In mid-November 1943, the French police arrested 23 members of the Communist Francs-Tireurs et Partisans de la Main d'Oeuvre Immigrée (FTP-MOI), who were part of the French Resistance.[1] They were called the "Manouchian Group" after the commander, Missak Manouchian. The group was part of a network of about 100 fighters, who committed nearly all acts of armed resistance in the Paris metropolitan region between March and November 1943.[2]

Its membership included men of different backgrounds. 22 of them were Poles, five Italians, three Hungarians, two Armenians, three Spaniards, 1 French man and a Romanian woman; eleven members were Jewish.[3]

After having been tortured and interrogated for three months, the 23 were tried by a German military court. To discredit the Resistance, the authorities invited French celebrities (from the world of the cinema and other arts) to attend the trial and encourage the media to give it the widest coverage possible. All but one of the Manouchian Group's members were executed before a firing squad in Fort Mont-Valérien on 21 February 1944. Olga Bancic, who had served the group as a messenger, was taken to Stuttgart, where she was beheaded with an axe on 10 May 1944.

In the spring of 1944, the Vichy authorities launched a propaganda campaign, designed to discredit the Manouchian Group and defuse public anger over their execution. They created a poster, which became known as Affiche Rouge, due to its red background. It featured ten men of the group, with nationality, surnames, photos and descriptions of their crimes; the Germans distributed an estimated 15,000 copies of the poster.[4] Along with these posters, the Germans handed out flyers that claimed the Resistance was headed by foreigners, Jews, unemployed people, and criminals; the campaign characterized the Resistance as a "foreigners' conspiracy against French life and the sovereignty of France":

"Si des Français pillent, volent, sabotent et tuent...

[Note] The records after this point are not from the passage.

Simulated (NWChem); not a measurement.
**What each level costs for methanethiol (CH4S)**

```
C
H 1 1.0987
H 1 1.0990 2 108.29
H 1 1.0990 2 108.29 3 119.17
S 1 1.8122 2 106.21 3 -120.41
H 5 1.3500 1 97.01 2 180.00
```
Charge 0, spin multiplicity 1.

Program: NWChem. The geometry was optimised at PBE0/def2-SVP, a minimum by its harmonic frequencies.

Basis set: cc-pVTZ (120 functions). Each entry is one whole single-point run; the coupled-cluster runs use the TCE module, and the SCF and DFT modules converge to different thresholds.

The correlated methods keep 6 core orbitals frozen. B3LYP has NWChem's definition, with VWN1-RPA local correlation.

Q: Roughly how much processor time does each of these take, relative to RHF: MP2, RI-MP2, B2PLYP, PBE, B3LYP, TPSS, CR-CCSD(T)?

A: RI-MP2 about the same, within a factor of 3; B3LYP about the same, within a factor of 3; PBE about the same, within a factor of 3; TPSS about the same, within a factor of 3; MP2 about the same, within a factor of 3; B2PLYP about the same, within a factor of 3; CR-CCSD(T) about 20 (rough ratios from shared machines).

Ce sont toujours des étrangers qui les commandent.
Ce sont toujours des chômeurs et des criminels professionnels qui exécutent.
Ce sont toujours des juifs qui les inspirent.
C’est l’armée du crime contre la France.

Le banditisme n’est pas l’expression du Patriotisme blessé, c’est le complot étranger contre la vie des Français et contre la souveraineté de la France."[5]

Although the poster attempted to depict the group as "terrorists", the campaign seems to have had the effect of highlighting the feats of people whom the general public considered to be freedom fighters.[5] Legend has it that supporters scribbled the words MORTS POUR LA FRANCE across the posters ("They died for France" - the phrase used on official monuments to soldiers of France who died in combat) and put flowers beneath some of the posters. In 1975, historian Philippe Diaz Raymond claimed that there was no historical record of such activity.[6] But more recent research has in fact confirmed that such additions by residents took place.[5]

Legacy edit

 
Memorial to the Manouchian Group

In 1955, Louis Aragon wrote a poem memorializing the Manouchian Group, "Strophes pour se souvenir". The poem was published in 1956 in Le roman inachevé. In 1959 Léo Ferré set it to music and recorded it as "L'Affiche rouge". Rouben Melik and Paul Éluard also wrote poems in honour of the Manouchian Group.[7][8]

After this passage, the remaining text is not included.